There are no judicial public inquiries investigating the Coalition's failure to fix the economy, while much of the rest of Europe is improving; why Milly Dowler's killer wasn't caught before he killed again; the ties between Government ministers and lobby firms; last summer's riots; the fact the trumpeted "lasting economic legacy" of next year's Olympics is going to be an even bigger debt than we already have; or the number of elderly and children struggling below the poverty line. And we still don't have a clue where Madeleine McCann is.
I am fine with the fact it's journalism's turn to be under scrutiny; I am fine with it being the fault of relatively few people, and that I've spent my entire career being treated as something less than human in return for seeing humanity at its best and worst. I am absolutely not fine with being likened to a guard at Auschwitz, which is what Zac Goldsmith said yesterday in a gross overegging of the pudding before he realised he was an idiot and backtracked.
But let's make one thing clear: a privacy law would not have saved Maddie's family from press attention, favourable or otherwise, especially when two police forces and their own spokesman were briefing newspapers. It would not have protected murdered Jo Yeates' landlord Chris Jefferies from police who arrested and held him for three days without good reason or journalists who temporarily forgot their law training, and nor would it have stopped Milly's voicemail being listened to by a private detective acting criminally while she was the missing subject of a nationwide search.
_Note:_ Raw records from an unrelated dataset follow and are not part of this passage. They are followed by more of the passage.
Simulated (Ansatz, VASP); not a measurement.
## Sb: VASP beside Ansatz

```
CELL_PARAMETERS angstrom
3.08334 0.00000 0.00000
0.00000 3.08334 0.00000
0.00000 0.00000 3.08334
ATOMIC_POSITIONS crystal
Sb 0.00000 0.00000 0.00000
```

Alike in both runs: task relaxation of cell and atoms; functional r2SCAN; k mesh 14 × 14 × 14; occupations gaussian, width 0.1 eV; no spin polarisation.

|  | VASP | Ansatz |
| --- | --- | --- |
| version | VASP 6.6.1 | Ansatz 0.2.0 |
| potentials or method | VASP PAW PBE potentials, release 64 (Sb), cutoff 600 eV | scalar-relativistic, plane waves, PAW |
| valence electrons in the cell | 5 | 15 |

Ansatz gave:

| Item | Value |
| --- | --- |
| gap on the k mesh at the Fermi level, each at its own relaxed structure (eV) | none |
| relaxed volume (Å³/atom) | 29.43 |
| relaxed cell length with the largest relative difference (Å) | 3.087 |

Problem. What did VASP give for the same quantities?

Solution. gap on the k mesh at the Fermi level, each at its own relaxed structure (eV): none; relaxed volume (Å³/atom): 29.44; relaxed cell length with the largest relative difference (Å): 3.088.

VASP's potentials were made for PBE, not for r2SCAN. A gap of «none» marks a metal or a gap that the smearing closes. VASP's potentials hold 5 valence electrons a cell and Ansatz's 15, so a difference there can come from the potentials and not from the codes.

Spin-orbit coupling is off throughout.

The rules as they stand protect everyone if obeyed and exercised correctly; a privacy law, were one introduced, would be used only by those with something to hide. This week I have already seen the Press Complaints Commission invoked to threaten one journalist over a perfectly anodyne story and another for proving a public servant wasn't doing their job properly. As a result I'm all for our rules being tightened, because if the idiots that abuse the system are stopped then the people with genuine complaints are going to get a fairer hearing.
No journalist worth the name wants to upset The Reader. But it is my job to upset everyone else and I am going to carry on doing that whether the likes of Hugh Grant approves of it or not.
Keep your hands where we can see them.